IAP Powers Renewable Energy Innovations in South Africa

Many countries are brimming with ideas to reduce our environmental impact, but inventors often lack the resources to protect their intellectual property. Two South African inventors with a passion for renewable energy explain how WIPO’s Inventor Assistance Program helped them patent their green innovations.

From instant communication to global travel, the rapid industrialization of society over the past two centuries has revolutionized the ways we live. But our carbon-intensive technologies have come at a grave planetary cost, and climate change and environmental degradation now threaten to undermine our high-tech lifestyles. Fortunately, the rise of green technology and especially renewable energy offers a way to balance continued industrial progress with sustainable living.

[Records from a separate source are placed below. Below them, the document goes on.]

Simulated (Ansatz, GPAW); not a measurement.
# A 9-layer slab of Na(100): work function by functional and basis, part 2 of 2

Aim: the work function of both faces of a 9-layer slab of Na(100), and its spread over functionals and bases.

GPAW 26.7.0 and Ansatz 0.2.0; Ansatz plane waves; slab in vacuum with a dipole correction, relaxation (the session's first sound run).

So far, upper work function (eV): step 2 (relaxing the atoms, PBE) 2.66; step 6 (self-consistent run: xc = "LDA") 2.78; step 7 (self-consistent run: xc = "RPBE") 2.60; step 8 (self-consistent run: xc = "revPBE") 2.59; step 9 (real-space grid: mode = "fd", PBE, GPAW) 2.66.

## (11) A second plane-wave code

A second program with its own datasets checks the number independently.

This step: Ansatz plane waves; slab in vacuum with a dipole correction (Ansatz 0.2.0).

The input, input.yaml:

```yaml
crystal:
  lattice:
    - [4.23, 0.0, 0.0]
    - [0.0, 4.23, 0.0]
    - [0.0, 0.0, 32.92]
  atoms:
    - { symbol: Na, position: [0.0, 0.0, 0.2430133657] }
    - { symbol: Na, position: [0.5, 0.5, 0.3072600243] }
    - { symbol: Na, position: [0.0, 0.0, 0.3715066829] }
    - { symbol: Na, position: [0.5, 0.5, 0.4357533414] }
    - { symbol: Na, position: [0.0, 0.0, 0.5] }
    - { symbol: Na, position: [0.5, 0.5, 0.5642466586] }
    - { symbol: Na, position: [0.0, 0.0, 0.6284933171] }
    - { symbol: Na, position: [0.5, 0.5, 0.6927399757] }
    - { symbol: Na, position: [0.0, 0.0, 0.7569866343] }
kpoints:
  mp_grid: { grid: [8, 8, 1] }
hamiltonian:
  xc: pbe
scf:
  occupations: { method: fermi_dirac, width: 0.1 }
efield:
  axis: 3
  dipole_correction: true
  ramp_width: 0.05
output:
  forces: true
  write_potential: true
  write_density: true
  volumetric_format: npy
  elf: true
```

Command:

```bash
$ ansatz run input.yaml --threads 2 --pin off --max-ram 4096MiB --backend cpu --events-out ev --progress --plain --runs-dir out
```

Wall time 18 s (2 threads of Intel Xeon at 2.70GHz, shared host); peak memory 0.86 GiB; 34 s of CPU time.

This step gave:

Virendra Ramlakan, inventor of a wind turbine with small airfoils for maximized power efficiency
Image: WIPO

Maximizing wind power efficiency

Virendra Ramlakan, a mechanical engineer in South Africa’s eastern province of KwaZulu-Natal, is one of the many people excited by the potential of renewable energy, especially wind power. Over the last years, he has focused on ameliorating the ecological effects our planet faces, and renewable energy seemed like a good place to start to improve the state of our environment. In 2015, Virendra began studying the mechanics of wind turbines and realized current designs suffer from inefficiencies.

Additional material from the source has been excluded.